The kingdom of heaven may be compared to a king who gave a wedding banquet for his son.This would be a nice, feel-good parable about a king who invites "both good and bad" to his son's wedding feast, except that the point of the parable doesn't allow such a happy reading.
All too often Christians have read this as a parable spoken against the Jews and announcing the passing of the kingdom to the gentiles. But surely we can't read it that way today.
Hear then the parable. "Again he sent other slaves, saying, '...Come to the wedding banquet.' But they made light of it and went away." Surely this is a picture of Christianity today. I don't mean our nominally Christian society and the way it is becoming secular. I also don't mean the people who show up at church most Sundays but don't really give it a lot of attention. I mean those of us (and I definitely need to include myself in this) who consider ourselves to be serious Christians.
They went away "one to his farm, another to his business." OK, so hopefully we're not beating and killing God's servants, but how many of us never prioritize our jobs over the kingdom of God?

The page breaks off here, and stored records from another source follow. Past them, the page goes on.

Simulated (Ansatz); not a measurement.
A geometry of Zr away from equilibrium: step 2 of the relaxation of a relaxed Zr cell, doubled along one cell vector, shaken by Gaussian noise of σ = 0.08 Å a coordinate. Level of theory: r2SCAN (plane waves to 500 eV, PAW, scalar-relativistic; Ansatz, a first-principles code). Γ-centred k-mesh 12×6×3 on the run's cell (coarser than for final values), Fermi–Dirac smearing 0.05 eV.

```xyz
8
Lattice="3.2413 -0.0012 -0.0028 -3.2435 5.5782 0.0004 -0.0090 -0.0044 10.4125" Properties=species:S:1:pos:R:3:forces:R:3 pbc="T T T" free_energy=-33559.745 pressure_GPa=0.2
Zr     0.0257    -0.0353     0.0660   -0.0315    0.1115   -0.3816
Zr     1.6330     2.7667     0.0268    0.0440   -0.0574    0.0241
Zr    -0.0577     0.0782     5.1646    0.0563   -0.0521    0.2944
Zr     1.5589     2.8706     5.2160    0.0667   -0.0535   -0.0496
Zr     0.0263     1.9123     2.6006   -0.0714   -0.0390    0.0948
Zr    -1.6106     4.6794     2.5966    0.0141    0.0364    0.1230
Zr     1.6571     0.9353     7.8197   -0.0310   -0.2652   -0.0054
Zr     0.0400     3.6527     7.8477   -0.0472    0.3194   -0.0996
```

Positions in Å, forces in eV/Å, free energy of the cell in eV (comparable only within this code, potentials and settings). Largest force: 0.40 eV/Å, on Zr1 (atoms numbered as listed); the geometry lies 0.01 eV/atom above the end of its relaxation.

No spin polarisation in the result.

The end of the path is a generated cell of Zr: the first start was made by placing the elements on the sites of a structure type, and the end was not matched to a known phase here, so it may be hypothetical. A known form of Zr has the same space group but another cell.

I don't really know where the right path is here. Coming from the Lutheran tradition, I have a strong doctrine of vocation to draw on that tells me the my job can be part of the kingdom of God. But all too often I feel like that's just rhetoric to help me feel better about my life, to maintain the status quo. It has the feel of "the system" co-opting religion for its own purposes.
But beyond that, I know there are times when my focus is just on making a living, times when I have most definitely turned my focus away from the kingdom of God and gone about my business.
Honestly, I need to not be too hard on myself. If I find myself in this parable, I'm probably not in the first group that refused the invitation to the wedding feast. I probably belong to those ("both good and bad") who were found on the street and invited to the feast and who went when invited. But am I wearing a wedding robe?
John Henry Newman once said, "The aim of most men esteemed conscientious and religious, or who are what is called honourable, upright men, is, to all appearance, not how to please God, but how to please themselves without displeasing Him. I say confidently,—that is, if we may judge of men in general by what we see,—that they make this world the first object in their minds, and use religion as a corrective, a restraint, upon too much attachment to the world."